Sunday, April 26, 2015

Spotted at the Cato Institute: A Take on Rand Paul's View on Audit the Fed

There is a great object lesson provided by a recent Cato Institute panel discussion. It provided great insight into why it usually makes sense to go for the jugular and call for dismantlement of government agencies, rather than measures that are unclear in objectives and which can be co-opted by the established order.

The panel discussion took place on April 17 at the Washington D.C. headquarters and was titled. Should GAO Audit the Federal Reserve?.  Remarkably, the discussion hardly touches on the evils of the Federal Reserve and how it is the creator of the business cycle and a generally unstable economy. Instead, it is a discussion of the minutiae of what an establishment conducted audit would do and what it would look like. That's co-opting Ron Paul's call for auditing the Fed, which I am sure was aimed more at exposing the evils of Fed money manipulation.
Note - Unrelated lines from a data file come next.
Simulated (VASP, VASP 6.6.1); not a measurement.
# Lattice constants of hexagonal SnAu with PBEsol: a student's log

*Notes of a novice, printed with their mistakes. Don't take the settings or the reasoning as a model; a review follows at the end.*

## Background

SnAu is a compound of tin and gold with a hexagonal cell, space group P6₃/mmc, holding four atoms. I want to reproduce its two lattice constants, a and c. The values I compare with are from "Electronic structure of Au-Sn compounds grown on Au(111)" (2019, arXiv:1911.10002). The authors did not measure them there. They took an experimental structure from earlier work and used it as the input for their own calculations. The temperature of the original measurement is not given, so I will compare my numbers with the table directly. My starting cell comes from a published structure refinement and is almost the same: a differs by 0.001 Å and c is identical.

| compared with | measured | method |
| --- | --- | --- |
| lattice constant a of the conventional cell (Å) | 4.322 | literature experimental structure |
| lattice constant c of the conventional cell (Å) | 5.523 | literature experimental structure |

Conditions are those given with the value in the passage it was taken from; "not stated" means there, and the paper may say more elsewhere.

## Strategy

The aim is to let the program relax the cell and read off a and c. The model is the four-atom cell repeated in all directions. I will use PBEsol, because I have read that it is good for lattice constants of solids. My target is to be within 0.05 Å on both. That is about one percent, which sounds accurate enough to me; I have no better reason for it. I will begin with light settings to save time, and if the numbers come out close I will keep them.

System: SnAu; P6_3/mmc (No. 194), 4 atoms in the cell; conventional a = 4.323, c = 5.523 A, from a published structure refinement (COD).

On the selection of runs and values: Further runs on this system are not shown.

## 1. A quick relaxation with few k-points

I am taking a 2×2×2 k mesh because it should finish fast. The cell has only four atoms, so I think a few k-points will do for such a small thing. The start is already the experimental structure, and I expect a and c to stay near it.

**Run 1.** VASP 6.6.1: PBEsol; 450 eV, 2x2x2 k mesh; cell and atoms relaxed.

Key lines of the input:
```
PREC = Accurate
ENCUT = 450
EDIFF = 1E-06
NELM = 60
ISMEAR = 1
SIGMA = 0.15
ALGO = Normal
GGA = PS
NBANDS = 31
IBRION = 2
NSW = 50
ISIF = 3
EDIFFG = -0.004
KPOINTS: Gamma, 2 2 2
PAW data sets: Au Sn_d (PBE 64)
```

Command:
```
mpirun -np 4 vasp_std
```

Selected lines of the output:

The topic of gold doesn't even come up until the question and answer period at the end of the secession, where an audience participant brings it up. Panelist David Wessel of the Brookings Institute answered the question with utter contempt and said, "We tried the gold standard. It didn't work very well and we shouldn't go back."

Another panelist for this inside the Beltway Cato event was David Walker, a former United States Comptroller General who oversaw the General Accounting Office. His reply to the question was, "I don't see how practically you could go back to a gold standard."

And that's the kind of "broad policy discussion" you get at Beltway institutions these days.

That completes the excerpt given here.